IMAGINE a developer wanting to build a new housing estate next to York Minster - in Dean’s Park, say, or Duncombe Place. There would be outrage, right? Well, building a new estate next to Askham Bog would, in its way, be just as much of a desecration. And before you get on your high horse and accuse us of exaggerating - it wasn’t us who said that. It was Sir David Attenborough.

Sir David was on a visit to the bog in 2016 to mark the Yorkshire Wildlife Trust’s 70th birthday. When told there had been talk of building a housing estate nearby, he could scarcely hide his dismay.
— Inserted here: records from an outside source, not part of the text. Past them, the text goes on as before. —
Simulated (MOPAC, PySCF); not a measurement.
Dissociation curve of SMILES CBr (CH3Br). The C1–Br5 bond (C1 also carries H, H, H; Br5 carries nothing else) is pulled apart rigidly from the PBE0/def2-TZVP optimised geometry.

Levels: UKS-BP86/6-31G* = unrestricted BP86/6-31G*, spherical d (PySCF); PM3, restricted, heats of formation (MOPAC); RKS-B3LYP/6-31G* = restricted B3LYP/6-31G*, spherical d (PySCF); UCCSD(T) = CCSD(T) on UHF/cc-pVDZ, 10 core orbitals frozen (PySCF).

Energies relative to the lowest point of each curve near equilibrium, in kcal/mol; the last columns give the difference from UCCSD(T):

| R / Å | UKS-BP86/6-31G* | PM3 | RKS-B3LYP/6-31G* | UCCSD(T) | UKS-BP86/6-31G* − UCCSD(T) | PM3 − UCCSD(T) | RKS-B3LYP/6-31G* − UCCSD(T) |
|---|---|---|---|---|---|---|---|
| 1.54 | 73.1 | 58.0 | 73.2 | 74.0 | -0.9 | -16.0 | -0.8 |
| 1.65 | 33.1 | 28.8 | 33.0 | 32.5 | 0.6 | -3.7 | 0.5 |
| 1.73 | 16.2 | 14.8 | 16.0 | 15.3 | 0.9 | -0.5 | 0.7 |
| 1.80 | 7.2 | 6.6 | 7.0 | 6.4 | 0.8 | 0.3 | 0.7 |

“If someone was proposing to put a building site next to York Minster there would be an outcry,” he said. “For naturalists, that’s what this site is like. This is a treasure that is irreplaceable.”

Irreplaceable is exactly the word. Askham Bog is a unique landscape formed over thousands of years by both natural processes and human intervention. Once gone, we would never be able to restore it.

The bog formed thousands of years ago in a hollow left behind by retreating glaciers. It has been used as a source of peat for fuel since Roman times, resulting in an extraordinary mosaic of habitats, including peat bog, ponds, and drainage ditches. It contains more than 300 plants species as well as a wealth of insects, birds and small mammals.

Despite earlier talk of building nearby, land next to the bog was not marked for housing in the draft local plan. But now developer Barwood Strategic Land LLP has applied for outline permission to build up to 516 houses at Moor Lane, which borders the bog.

The company claims the “sustainable” development will not harm the bog - and will in fact improve it. Nonsense, says the Yorkshire Wildlife Trust: the very future of the bog would be put at risk from disturbance to the water table, and loss of a green corridor for wildlife.

We’re with Sir David and the wildlife trust on this one. We understand the need in York for decent housing. But this is not the place for it. Hands off Askham Bog, we say - and the land near it on which its future depends.